This month, Robert Pearl is helping to host a Performance Story contest. The contest is being sponsored by Safe Peak, and you can see more about it – here.
The timing on this contest actually fits well with something I have already been working on. The only delay has been related to getting everything scrubbed and obfuscated. There is a lot that could be included with this particular experience, I plan on touching on two of the key areas.
Backstory
I have been working a lot lately with building reports in SSRS. These reports had been working great from IE hitting directly to the SSRS Server in one environment. When we migrated the reports to the production environment – we started seeing some serious timeout issues.

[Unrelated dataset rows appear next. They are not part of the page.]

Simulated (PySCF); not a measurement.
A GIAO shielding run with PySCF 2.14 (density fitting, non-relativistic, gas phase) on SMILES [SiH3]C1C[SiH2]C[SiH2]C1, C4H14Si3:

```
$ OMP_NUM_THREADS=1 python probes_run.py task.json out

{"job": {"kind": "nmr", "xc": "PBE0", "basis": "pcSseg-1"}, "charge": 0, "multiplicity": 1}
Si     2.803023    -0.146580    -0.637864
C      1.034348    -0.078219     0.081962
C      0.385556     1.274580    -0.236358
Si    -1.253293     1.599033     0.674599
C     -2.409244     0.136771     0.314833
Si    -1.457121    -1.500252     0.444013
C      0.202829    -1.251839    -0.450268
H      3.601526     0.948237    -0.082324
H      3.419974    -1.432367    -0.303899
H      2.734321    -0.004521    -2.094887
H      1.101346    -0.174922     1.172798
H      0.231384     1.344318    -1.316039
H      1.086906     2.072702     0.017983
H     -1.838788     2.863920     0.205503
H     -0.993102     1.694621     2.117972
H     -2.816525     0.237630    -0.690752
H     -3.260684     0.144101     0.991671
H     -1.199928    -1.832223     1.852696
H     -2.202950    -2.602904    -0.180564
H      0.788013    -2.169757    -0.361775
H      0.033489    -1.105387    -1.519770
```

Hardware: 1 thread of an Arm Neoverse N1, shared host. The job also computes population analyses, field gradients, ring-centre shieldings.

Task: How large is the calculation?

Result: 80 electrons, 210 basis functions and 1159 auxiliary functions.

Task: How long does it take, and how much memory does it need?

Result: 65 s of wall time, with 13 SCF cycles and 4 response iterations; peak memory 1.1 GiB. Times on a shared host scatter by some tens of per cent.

There was one report in particular that was giving more grief than others. I had already gone through everything I could find with regards to SSRS in trying to help speed these reports up to acceptable times.
Having gone through what could be done in SSRS, I next turned my attention to the main stored procedure creating the data-set for the report.
Stored Procedure
Although the report was not even making it to this particular stored procedure – I wanted to take a look at it and make any improvements there that I could. It made sense to eliminate it as a possible source of the problem.
I opened up the stored procedure and found a fair amount if Business Logic. I came to a section of the proc that contained code that at first sight, made my head spin a bit. I thought for sure I was seeing double because of all of the logic.
Once I finally got my head wrapped around it, I noticed a lot of similarities and wanted to start from that particular section with my tuning. Here is an obfuscated version of what I saw.
DECLARE @CompareParam INT = 200
SELECT tccv.MyColumn
FROM dbo.table1 AS cb
INNER JOIN dbo.table2 tcfbt
ON cb.column1 = tcfbt.column1fk
INNER JOIN dbo.table3 AS cpd
ON cb.column2 = cpd.column2fk
INNER JOIN dbo.table4 AS tcfcpt
ON cpd.column3 = tcfcpt.column3fk
INNER JOIN dbo.table5 AS tcfcpct
ON cpd.column4 = tcfcpct.column4fk
INNER JOIN dbo.table6 cp
ON cb.column5 = cp.column5fk
INNER JOIN dbo.table7 cal
ON cp.column6 = cal.column6fk
INNER JOIN dbo.table8 tgmc
ON cal.column7 = tgmc.column7fk
INNER JOIN dbo.table9 tccv
ON tgmc.column8 = tccv.column8fk
INNER JOIN dbo.table10 fps
ON cp.column9 = fps.column9fk
WHERE
cb.column5 = @CompareParam
and
(
tcfbt.CodeVal = 'In-Progress' -- use cases 1,2,3
and
(
( -- use case 1
cp.column5fk = @CompareParam
and fps.CodeVal not in ('Val1','Val2')
and tccv.Date1 between cp.Date2 and ISNULL(cp.Date3, cp.Date4)
)
--use case 2
or
( cp.column5fk = @CompareParam
and tccv.Date1 < cp.Date2
and not exists (
SELECT 1
FROM dbo.table11 cvcp
INNER JOIN dbo.table6 prevcp
ON cvcp.column5 = prevcp.column5fk
INNER JOIN dbo.table10 prevfps
ON prevfps.column9fk = prevcp.column9
WHERE prevcp.column6 = cp.column6
and prevcp.Date4 < cp.Date2
and cvcp.MyColumnfk = tccv.MyColumn
and prevfps.CodeVal in ('Val1','Val2')
)
and exists (
SELECT 1
FROM dbo.table6 AS pastcp
INNER JOIN dbo.table10 AS pastfps
ON pastcp.column9 = pastfps.column9fk
WHERE pastcp.column6 = cp.column6
and pastcp.Date4 < cp.Date2
and tccv.Date1 between pastcp.Date2 and pastcp.Date4
and pastfps.CodeVal in ('Val1','Val2')
)
)
)
)
or
(
-- same as the other side of 'OR' just above
tcfbt.CodeVal = 'Live'
and not exists (
SELECT 1
FROM dbo.table12 cvh
WHERE tccv.MyColumn = cvh.MyColumnfk
)
and
(
( -- use case 1
cp.column5fk = @CompareParam
and fps.CodeVal not in ('Val1','Val2')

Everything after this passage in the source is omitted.